Young Viennese violinist has been loaned 1752 Milan-period instrument by National Bank of Austria collection
Thirty-year-old Austrian violinist Daniel Auner is now playing the 1752 ‘D’Elia’ Guadagnini, on loan from the Oesterreichische Nationalbank instrument collection. The violin, which had been in storage for approximately three years, was purchased from a private collector last year for a reported €1.3m. It had previously been played by Elisabeth Kropfitsch.
Auner was chosen by an artistic committee of Vienna Philharmonic Orchestra musicians and violin professors at the University of Music and Performing Arts. The open-ended loan is subject only to the condition that the recipient maintains an appropriate concert and recording career.
‘It took quite some time to open it up,’ Auner told The Strad, explaining that the months of inactivity had not benefitted the violin.

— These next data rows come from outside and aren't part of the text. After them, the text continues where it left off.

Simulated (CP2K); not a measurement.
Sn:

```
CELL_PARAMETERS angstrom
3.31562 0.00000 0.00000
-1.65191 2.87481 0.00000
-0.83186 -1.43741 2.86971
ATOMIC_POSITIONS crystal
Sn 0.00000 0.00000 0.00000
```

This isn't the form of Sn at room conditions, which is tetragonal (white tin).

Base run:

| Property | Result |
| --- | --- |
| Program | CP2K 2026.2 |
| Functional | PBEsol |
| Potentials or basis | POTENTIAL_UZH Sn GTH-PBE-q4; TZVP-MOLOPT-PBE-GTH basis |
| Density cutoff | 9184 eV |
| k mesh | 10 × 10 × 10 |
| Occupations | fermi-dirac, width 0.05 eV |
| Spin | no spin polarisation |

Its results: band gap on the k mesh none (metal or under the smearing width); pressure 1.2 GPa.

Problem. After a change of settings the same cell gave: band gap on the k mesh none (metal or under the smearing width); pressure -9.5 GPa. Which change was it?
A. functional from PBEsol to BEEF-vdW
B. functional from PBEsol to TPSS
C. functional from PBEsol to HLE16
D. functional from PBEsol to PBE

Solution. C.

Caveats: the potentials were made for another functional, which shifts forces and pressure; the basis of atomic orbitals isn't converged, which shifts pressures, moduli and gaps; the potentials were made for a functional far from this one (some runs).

‘A good trick in that case is to use a viola bow and play every evening after practising very loud and strong dissonances, for example open d string with a C sharp on the G string together. You can feel the violin starting to swing, to vibrate, each day a bit more.
’These violins need to be played!’ he said.
Auner was born in Vienna in 1987, the son of a Russian pianist and an Austrian cellist. He has studied in Vienna, Saltzburg and Graz with Christian Altenburger, Igor Ozim and Boris Kuschnir. His first CD, of Mozart Sonatas with British pianist Robin Green, was a ‘Strad Recommends’ recording in the December 2014 issue.